Information Geometry

Problem: Let \(\boldsymbol{\Theta}\) be a smooth statistical manifold, and let \(D:\boldsymbol{\Theta}^2\to [0,\infty)\) be a smooth function. What does it mean for \((\boldsymbol{\Theta},D)\) to be a “divergence manifold“?

Solution: The notion of a divergence manifold relaxes the axioms of a metric space, specifically still demanding \(D(\boldsymbol{\theta} || \boldsymbol{\theta}’)\geq 0\) and \(D(\boldsymbol{\theta} || \boldsymbol{\theta}’)=0\Leftrightarrow\boldsymbol{\theta}’=\boldsymbol{\theta}\) for all \(\boldsymbol{\theta},\boldsymbol{\theta}’\in\boldsymbol{\Theta}\) but no longer enforcing symmetry \(D(\boldsymbol{\theta} || \boldsymbol{\theta}’)=D(\boldsymbol{\theta}’ || \boldsymbol{\theta})\) or the triangle inequality \(D(\boldsymbol{\theta} || \boldsymbol{\theta}^{\prime\prime})\leq D(\boldsymbol{\theta} || \boldsymbol{\theta}’) + D(\boldsymbol{\theta}’ || \boldsymbol{\theta}^{\prime\prime})\).

Problem: Explain how any divergence manifold \((\boldsymbol{\Theta},D)\) enjoys the free gift of being automatically equipped with a canonical Riemannian metric tensor field \(g_D(\boldsymbol{\theta}):T_{\boldsymbol{\theta}}(\boldsymbol{\Theta})^2\to\mathbf R\) induced by the divergence function \(D\).

Solution: The so-called Fisher information metric \(g_D(\boldsymbol{\theta})=(g_D)_{ij}(\boldsymbol{\theta})d\theta_i\otimes d\theta_j\) on the statistical manifold \(\boldsymbol{\Theta}\) induced by the divergence \(D\) is basically just its Hessian:

\[(g_D)_{ij}(\boldsymbol{\theta}):=\left(\frac{\partial^2 D(\boldsymbol{\theta}||\boldsymbol{\theta}’)}{\partial\theta’_i\partial\theta’_j}\right)_{\boldsymbol{\theta}’=\boldsymbol{\theta}}\]

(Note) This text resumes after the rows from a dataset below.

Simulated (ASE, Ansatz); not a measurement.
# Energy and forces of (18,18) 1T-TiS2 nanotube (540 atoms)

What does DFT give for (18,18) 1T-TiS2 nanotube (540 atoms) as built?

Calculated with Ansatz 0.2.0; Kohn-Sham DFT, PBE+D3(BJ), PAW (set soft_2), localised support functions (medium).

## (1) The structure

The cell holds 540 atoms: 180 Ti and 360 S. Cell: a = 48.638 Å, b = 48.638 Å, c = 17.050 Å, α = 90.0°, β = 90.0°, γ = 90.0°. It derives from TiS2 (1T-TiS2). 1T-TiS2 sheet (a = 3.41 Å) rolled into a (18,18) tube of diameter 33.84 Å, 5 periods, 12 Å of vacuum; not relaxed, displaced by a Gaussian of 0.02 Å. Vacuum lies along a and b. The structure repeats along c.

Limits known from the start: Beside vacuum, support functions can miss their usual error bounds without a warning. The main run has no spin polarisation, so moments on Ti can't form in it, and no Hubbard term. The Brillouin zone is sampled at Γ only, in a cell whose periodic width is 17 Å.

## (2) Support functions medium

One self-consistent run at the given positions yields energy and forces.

Intuitively, one can think of the divergence \(D(\boldsymbol{\theta}||\boldsymbol{\theta}’)\) of \(\boldsymbol{\theta}’\in\boldsymbol{\Theta}\) from \(\boldsymbol{\theta}\in\boldsymbol{\Theta}\) as holding the “ground truth” distribution \(\boldsymbol{\theta}\) fixed while sniffing around for a proxy distribution \(\boldsymbol{\theta}’\) to approximate \(\boldsymbol{\theta}\). By the axioms of a divergence manifold, the global minimum value \(D(\boldsymbol{\theta}||\boldsymbol{\theta}’)=0\) is attained at \(\boldsymbol{\theta}’=\boldsymbol{\theta}\), so Taylor expanding about this global minimum (\((\partial D(\boldsymbol{\theta}||\boldsymbol{\theta}’)/\partial\boldsymbol{\theta}’)_{\boldsymbol{\theta}’=\boldsymbol{\theta}}=\mathbf 0\)), one has the local quadratic form:

\[D(\boldsymbol{\theta}||\boldsymbol{\theta}+d\boldsymbol{\theta})\approx\frac{1}{2}(g_D)_{ij}(\boldsymbol{\theta})d\theta_i d\theta_j\]

Problem: Let \(f:(0,\infty)\to\mathbf R\) be a nonlinear convex function with a zero at \(f(1)=0\). Define the family of \(f\)-divergences \(D_f:\Theta^2\to [0,\infty)\), prove that they do indeed satisfy the axioms of a divergence manifold, and exhibit some examples of functions \(f\) and the corresponding \(f\)-divergence \(D_f\).

Solution: One has:

\[D_f(\boldsymbol{\theta}||\boldsymbol{\theta}’):=\int d\mathbf x p(\mathbf x|\boldsymbol{\theta}’)f\left(\frac{p(\mathbf x|\boldsymbol{\theta})}{p(\mathbf x|\boldsymbol{\theta}’)}\right)\]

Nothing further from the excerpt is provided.